I'm Jon Scott. "Fox News Watch" is on right now.
This week, The New York Times published an extraordinary story which got a lot of attention and stirred up a lot of concerns. Titled "Secret Kill List Proves a Test of Obama's Principles and Will," it was the front- page story. Here are a couple of the quotes. "Mr. Obama has placed himself at the helm of a top-secret nominations process to designate terrorists for kill or capture, of which the capture part has become largely theoretical." "Mr. Obama is the liberal law professor who campaigned against the Iraq War and torture, and then insisted on approving every new name on an expanding kill list, pouring over terrorist suspects' biographies on what one official calls the macabre baseball cards of an unconventional war."

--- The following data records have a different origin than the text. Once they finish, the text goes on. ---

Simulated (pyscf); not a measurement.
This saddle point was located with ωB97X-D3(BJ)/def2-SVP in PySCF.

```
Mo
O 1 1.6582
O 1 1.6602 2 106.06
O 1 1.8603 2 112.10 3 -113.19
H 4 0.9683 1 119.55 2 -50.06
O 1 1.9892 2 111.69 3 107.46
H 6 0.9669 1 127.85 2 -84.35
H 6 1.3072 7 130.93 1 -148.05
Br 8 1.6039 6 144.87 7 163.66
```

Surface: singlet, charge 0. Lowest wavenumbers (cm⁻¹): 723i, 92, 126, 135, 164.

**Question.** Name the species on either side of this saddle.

First of all, Jim, the story here is pretty extraordinary, but the paper must have had some extraordinary access to get it?
JIM PINKERTON, CONTRIBUTING EDITOR, AMERICAN CONSERVATIVE MAGAZINE: I suspect they did, and I suspect they got it right from the Oval Office, right from the president, because they understand that any story like this, even if it upsets the ACLU and liberals and anti-death penalty activists and so on, that’s all good. They need some framing in the center. Everybody on the left, who is criticizing Obama over some aspect of the drone strike business, is still going to vote for him. What he needs is help in the middle, and they realize that. So the idea of President Obama running a kill list against terrorist’s sounds like President Bush to me, including the baseball cards and it's going to help push Obama in the center. Whether it works in the election remains to be seen, but it's certainly a strategy from the White House.
SCOTT: The same president who campaigned against water boarding and outlawed it when he came to office, but killing is OK, killing the terrorists.
JUDY MILLER, WRITER & FOX NEWS CONTRIBUTOR: Right. Now, we have his aides on the record explaining, not a flip-flop, but an evolution of thinking about this issue. And, of course, this was a concerted campaign strategy because the same article appeared in Newsweek a day before The New York Times, which is never mentioned by The Times. This was clearly an issue they wanted to address. They want to highlight the president's role as a tough counterterrorist warrior, which he has been.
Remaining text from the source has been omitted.